The Black Box of China’s Chinese Intelligence Services

By Alasdair Gordon

Alasdair Gordon served for 32 years in national security with the Australian Government. He has had extensive experience in South East and North Asia, and in the South Pacific. He has also held senior positions in national security in Canberra. He is currently CEO of Shearwater LLC, based in Washington DC.

China’s intelligence and security services play a pivotal role in shaping how China’s leadership views the outside world – but we in that outside world don’t know much about how they provide guidance and direction to diplomats and security officials, or how they help form government policy.

When news breaks of the latest Chinese cyberhack or other espionage activities, analysts mostly focus on each incident as either a singular counterintelligence issue, or a reflection of current U.S.-China relations. This misses the point that each of these acts are part of a much larger and little understood strategy carried out by the Chinese Intelligence Services (CIS).

This gap in our knowledge of CIS activities may have mattered relatively little during China’s inward-looking years. But today, CIS leaders are significant players on the world stage, and understanding how and what they learn about the world, and how they formulate their policy choices, is more important than ever.

Much about CIS remains opaque. We know too little about how the intelligence services digest and assess the multi-terabytes of data they collect electronically, both domestically and from overseas. Nor do we know how that intelligence is provided to decision-makers, and how well the various agencies, both civilian and military, coordinate and cooperate.

We do know that both internal and external security and intelligence services have received significant enhancements in resources over the past 10 to 15 years. Publically available figures indicate that expenditure on internal security systems have even outpaced China’s dramatic military modernization.

A decade or so ago, China’s security state appeared to be eroding as modern communications technology swept across the country. Today, however, domestic intelligence agencies have adapted to the internet, social media and mobile communications. They are capable of blocking unwanted messaging originating overseas and domestically, ensuring the Party’s message is delivered appropriately, and following electronic dust left behind as people move through China’s highly informationalized society.

Consequently, their ability to help shape the state’s message is stronger now than it has been in a generation. And Chinese President Xi Jinping’s determination to silence dissenting voices will ensure continued resources for internal services.

At the same time, there are indications that over the past 10 or so years, Beijing has placed more emphasis on the Ministry for State Security (MSS), and other services with external responsibilities, to develop stronger foreign intelligence capabilities. Not only has MSS received a significant increase in its budget, it appears to have moved rapidly away from its more traditional, and often inefficient modus operandi.

It is also important to understand the role of military intelligence in any competition for shares of the state budget and for influence within the central leadership. Chinese military modernization, however, and the military’s need for more intelligence support has likely required 2PLA to focus more on military requirements rather than satisfying national policymakers.

Despite all of this, China’s leadership isn’t getting the sustained results it hoped for, due to internal limitations like bureaucratic inertia, and the influence of the internal security elements of the Chinese intelligence and security apparatus.

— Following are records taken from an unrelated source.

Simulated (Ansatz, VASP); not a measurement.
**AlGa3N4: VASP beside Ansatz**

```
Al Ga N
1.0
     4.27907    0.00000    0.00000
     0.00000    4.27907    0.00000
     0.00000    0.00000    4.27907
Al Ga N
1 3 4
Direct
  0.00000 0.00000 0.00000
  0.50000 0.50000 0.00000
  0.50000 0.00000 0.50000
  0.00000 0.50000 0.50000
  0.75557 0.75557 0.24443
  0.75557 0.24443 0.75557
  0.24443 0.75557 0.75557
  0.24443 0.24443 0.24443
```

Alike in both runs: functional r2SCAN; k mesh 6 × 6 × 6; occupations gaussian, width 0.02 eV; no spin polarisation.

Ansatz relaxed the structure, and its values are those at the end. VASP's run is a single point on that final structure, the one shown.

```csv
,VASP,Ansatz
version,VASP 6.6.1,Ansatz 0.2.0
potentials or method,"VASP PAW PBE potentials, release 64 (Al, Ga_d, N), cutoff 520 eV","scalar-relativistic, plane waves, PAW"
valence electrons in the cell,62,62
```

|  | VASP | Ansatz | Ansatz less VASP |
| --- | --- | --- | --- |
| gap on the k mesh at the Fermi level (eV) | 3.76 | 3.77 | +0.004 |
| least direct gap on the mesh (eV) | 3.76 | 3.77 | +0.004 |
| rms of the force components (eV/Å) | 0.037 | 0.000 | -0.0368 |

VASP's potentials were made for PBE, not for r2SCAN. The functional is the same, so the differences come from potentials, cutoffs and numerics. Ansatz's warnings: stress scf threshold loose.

The civilian agencies have substantial portions, probably the majority of their personnel, in provincial departments or local bureaus, which report to the provincial and local party committees, in addition to their home ministries. This encourages the agencies’ local units to focus on provincial, rather than national concerns.

And, despite obvious moves to professionalize its intelligence and security services, China’s civil and military security and intelligence organizations continue to focus on internal security, even those with an external remit. Such internally oriented services tend to re-inforce the leadership’s worst fears about adversaries, the United States in particular.

If U.S. and allied policymakers hope to shape the way China exercises its growing influence in the world, they will require clearer understanding of how Chinese intelligence interprets U.S. statements and commentary.

Will information the U.S. officials share with their counterparts in the intelligence world reach China’s senior civilian and military decision-makers? Even if it reaches them, how it is interpreted will depend on the biases and underlying assumptions about the United States that each of the services have. These are subjects we know too little about. The risk of U.S. statements and actions being misinterpreted will be high without answers to these questions.